Recently I’ve felt in a bit of a slump. I’m desperately searching high and low for the motivation that I cherish so dearly but it seems to have done a runner, and this gal has not laced up a pair of trainers in many a week…
Before I began writing this massive word dump of a post I genuinely Googled ‘how to find your motivation’ and was met with many an uninspiring page telling me to ‘set goals’ or to ‘get excited’. Listen, Lacey the Wellness Coach, I get it, but if I was excited I wouldn’t be asking a god damn search engine how to energise myself to smash through my to do list or y’know…eat something that isn’t chocolate chip Wheatabix. If you came here expecting a magical formula that will re-motivate you to grab life by the bollocks then I’m sorry, but this isn’t it. What I would say though is that it can really help to figure out where yours might have sauntered off to in the first place.
Personally I can pinpoint the when, the why and the how; when I was burgled in France (an experience I’ve considered writing about – is this something anyone would be interested in reading?) I think they may have stolen my mojo too. I went away with grand plans about all the city guides I’d write and the sense of relaxation I’d come home with ready for the new academic year. I wrote down (yep, actually committed to paper) how my weeks would pan out now that I have the final year of my degree to juggle alongside blogging, which is very much a full time profession, and I genuinely felt quite excited to get into a new routine and take control over different areas of my life. When my laptop and phone went walkies I didn’t only have to deal with the emotional strain but the huge practical issues that come with running an online platform…with no access to the internet. I found myself logged out of everything from my emails to Instagram with massive hoops to jump through in order to regain access on the little replacement handset I used until I returned home. Work I had spent hours over had vanished forever (note to self: buy an external hard drive!) and some of it hadn’t even been submitted yet. I managed to muster up the energy – mainly fuelled by wine and stinky cheese – to redraft by hand (practically Victorian…) to ensure I still met deadlines and didn’t allow such an ordeal (read: total fucking wankers) to actually affect my professionalism and ability to pay my bills. Beyond that, however, it was a bit of a shit fest where work was concerned.

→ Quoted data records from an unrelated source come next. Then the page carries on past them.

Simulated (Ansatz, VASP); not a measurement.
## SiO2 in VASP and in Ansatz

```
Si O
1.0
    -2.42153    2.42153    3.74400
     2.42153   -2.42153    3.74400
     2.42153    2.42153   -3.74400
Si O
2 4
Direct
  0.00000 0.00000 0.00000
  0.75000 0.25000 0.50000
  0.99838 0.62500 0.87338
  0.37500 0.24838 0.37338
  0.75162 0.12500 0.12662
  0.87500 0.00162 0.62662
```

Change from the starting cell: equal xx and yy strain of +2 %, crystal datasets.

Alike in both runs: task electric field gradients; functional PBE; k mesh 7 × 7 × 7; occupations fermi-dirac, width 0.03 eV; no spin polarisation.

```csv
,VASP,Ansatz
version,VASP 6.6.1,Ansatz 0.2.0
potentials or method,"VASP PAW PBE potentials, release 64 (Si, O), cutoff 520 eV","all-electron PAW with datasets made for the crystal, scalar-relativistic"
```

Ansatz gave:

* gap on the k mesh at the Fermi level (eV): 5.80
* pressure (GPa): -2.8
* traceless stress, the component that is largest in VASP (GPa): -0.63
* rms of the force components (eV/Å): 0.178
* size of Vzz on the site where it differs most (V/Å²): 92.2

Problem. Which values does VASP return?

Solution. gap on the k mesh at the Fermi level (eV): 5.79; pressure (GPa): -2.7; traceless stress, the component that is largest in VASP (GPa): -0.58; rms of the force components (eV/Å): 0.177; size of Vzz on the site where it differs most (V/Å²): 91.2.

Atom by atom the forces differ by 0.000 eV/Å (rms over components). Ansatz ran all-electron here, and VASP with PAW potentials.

Whilst I ensured that I didn’t let the dramas of my first night in bread and cheese country spoil my entire trip, I did find myself on an unplanned two week Haitis from all things blogging. I just about managed to post on Instagram now and then but I didn’t have the access to respond or to tweet or to just generally get involved with all the lovely things that are so important to me within the blogosphere. The schedule I had drafted and taken away with me literally went out the door and instead of coming home feeling refreshed and ready to take on the world I felt a bit stressed at the prospect of the million and five things that I was now actually behind on.
It’s been a funny ol’ week because despite telling myself multiple times that I just need to draw a line and start afresh with everything from my blogging schedule to my (currently non existent) exercise regime I’ve struggled to actually put it into practice. Instead I’m still obsessing over things I’d intended to do 10 days ago and quite frankly I’m really fucking tired. I’m writing this post not only to ramble at you all about my missing mojo but also in a sense to force myself to snap out of it. Since you’ve come all this way and you’ve listened to me for a whole 687 words I thought I would share a few – realistic, totally un-Lacey – things I’m going to try and put into practice in the hope that I can wake up tomorrow morning at the start of a new week and at least feel a little bit like the normal Beth again:
JUST FUCK IT
See, told you this wasn’t a place for Lacey. Sometimes shit happens and you’ve just got to chuck it in the fuck it bucket and move on. Draw that line. Burn that to do list. Rip the week out of your diary and pretend it never happened. Whatever, just stop dwelling on something that you literally CANNOT DO ANYTHING ABOUT. Whether you think you lost your motivation because of a particular reason, or you’re just feeling a bit meh and need a kick up the booty, take this as your moment to move on.
MAKE A TO DO LIST, THEN HALVE IT
I am so guilty of making myself a mammoth to do list at the beginning of every day and I know when I’m writing it that I’d have to be Superwoman on crack to actually tick off everything. By setting yourself an impossible task you’re only gearing yourself up for a fall and all the uncrossed things will totally undermine everything you DID do today. So, write a to do list by all means (I’m the queen of them) but then halve or even quarter it and be realistic in your expectations.
WORK WITH A FRIEND
So you can eek out their motivation and steal all their ideas. No, seriously, spending time with someone who does actually have their shit together will help you to sort yours out too. Energy is contagious and you might actually find some of that excitement Lacey was harping on about by bashing out your ideas with someone that you can bounce off of.
TAKE SOME TIME OUT
When you’ve been sat staring at a blank page on your computer for approximately 68 years or have spent about 7 times as long as what was actually needed on a task then it’s time to just call it a day. The only real outcome is that you’ll get frustrated, the clock will whizz by and all you did was blink and you’ll feel like a bit of a failure. The reality is you’re not a failure but sometimes the best thing to do is nothing. Give yourself some headspace – go for a walk, watch Gilmore Girls, run a hot bath with candles and wine (always wine) and then start afresh tomorrow.